The current world of constant, tiny, digital updates about everything I’m doing ought to help, but for most things there aren’t really any good filters. The best one I can think of, and I think I used it the last couple of years, too, is Goodreads, because I definitely “check in” every book I read, there, and I usually rate what I read, and frequently review them, too. So at the least, I can say things like “I read (finished) only 38 books in 2012.” I only gave one of them five stars, and then sadly gave its sequels 3, 2, and 2 stars each.
I did give 10 books four stars, though, so there were several good books, this year. Almost a quarter of what I read! The first 3 Circle of Magic books, the first 2 Young Wizards books (I haven’t read 3+, yet), The Diamond Age, The Search for Wondla, The Graveyard Book, The Eyes of the Dragon, and Dan Ariely‘s The Honest Truth About Dishonesty.
I also read all 13 books in the Series of Unfortunate Events and, sadly, couldn’t give a single one of them more than 3 stars. In fact, I gave almost half of the series 2 stars or less. It was a real disappointment.
So what about other stuff? Movies, TV, games, et cetera? I check in on GetGlue, but it doesn’t really break that down by year, and there’s no real rating/review mechanism there. I can scroll through my check-ins, my likes, et cetera, but most of those pages don’t have a time-stamp at all, and those that do are all relative & vague (2 days ago, 6 months ago, a year ago). I can say that I’ve been playing a lot of The Secret World, this year, not much Star Trek Online, and that I started playing a lot of (and burned out on) Star Wars: The Old Republic within the last 3 weeks. I played Mass Effect and enjoyed it, then tried going directly into Mass Effect 2 and hated the changes to the basic gameplay mechanics so much I stopped playing within a couple hours and haven’t touched it since.
I’m enjoying the final season of Fringe, though perhaps less than the middle years. The latest season of Misfits has been interesting, and Rudy has really grown on us (which he better, since not a single member of the original cast now remains on the show). I started watching Bones with Mandy a season or two ago, but I feel the current season has lost its way; the characters are acting out-of-character, some to the point of seeming schizophrenic not just episode-to-episode but within the course of a single hour. Castle is back to being light and fun this season, which is good – going too serious and dark was a major misstep.

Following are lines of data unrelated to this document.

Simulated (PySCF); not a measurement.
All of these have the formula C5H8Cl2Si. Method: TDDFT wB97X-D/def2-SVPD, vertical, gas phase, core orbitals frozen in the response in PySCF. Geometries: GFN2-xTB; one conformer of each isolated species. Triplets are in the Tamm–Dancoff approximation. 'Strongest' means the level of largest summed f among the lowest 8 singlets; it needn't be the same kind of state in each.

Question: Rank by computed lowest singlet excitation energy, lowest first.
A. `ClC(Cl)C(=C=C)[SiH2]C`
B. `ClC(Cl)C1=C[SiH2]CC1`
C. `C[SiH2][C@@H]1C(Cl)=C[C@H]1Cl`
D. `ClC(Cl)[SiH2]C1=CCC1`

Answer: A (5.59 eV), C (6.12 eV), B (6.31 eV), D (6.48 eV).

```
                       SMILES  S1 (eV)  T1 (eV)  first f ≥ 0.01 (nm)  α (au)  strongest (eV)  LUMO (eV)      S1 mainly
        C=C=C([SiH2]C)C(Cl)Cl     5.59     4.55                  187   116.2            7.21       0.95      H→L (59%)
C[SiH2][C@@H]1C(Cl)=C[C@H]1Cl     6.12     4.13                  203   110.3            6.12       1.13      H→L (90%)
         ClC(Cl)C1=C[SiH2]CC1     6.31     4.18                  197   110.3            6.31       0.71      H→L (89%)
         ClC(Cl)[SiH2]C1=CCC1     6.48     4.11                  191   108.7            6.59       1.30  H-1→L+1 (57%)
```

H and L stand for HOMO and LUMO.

Cloud Atlas and Life of Pie were amazing attempts to film difficult texts. Looper and Prometheus were fun to watch. The Master was an interesting experience. The Avengers, The Dark Knight Rises, Skyfall, Resident Evil: Retribution, Underworld Awakening, Cabin in the Woods, The Amazing Spiderman, Men In Black 3, Dark Shadows, Total Recall, The Hunger Games*, Moonrise Kingdom, and even The Devil’s Carnival were … neither better or worse than was to be expected; I didn’t love or hate any of them, I wasn’t surprised by them or really engaged by them, they were just … the next one either in the series you know or from the team you know, and if you’re familiar with the old ones, you knew what to expect with the new ones. (*I included The Hunger Games, because it felt like it was just executing what we were already expecting & familiar with, and the rest of what I said was true.) Brave felt like yet another step down for Pixar; the 7 films from Monsters Inc. through UP were amazing, then Toy Story 3, Cars 2, and Brave have been incrementally steps away from their former creativity, depth, character, and meaningful storytelling. I don’t have high hopes for Monsters University. Safety Not Guaranteed was fun and quirky and better than expected, considering Duplass. Oh, and my standout favorite from the Phoenix Film Festival (which I should have done a post about right afterward, considering I saw close to 50 films that week) was How Do You Write a Joe Schermann Song, which doesn’t have distribution (yet).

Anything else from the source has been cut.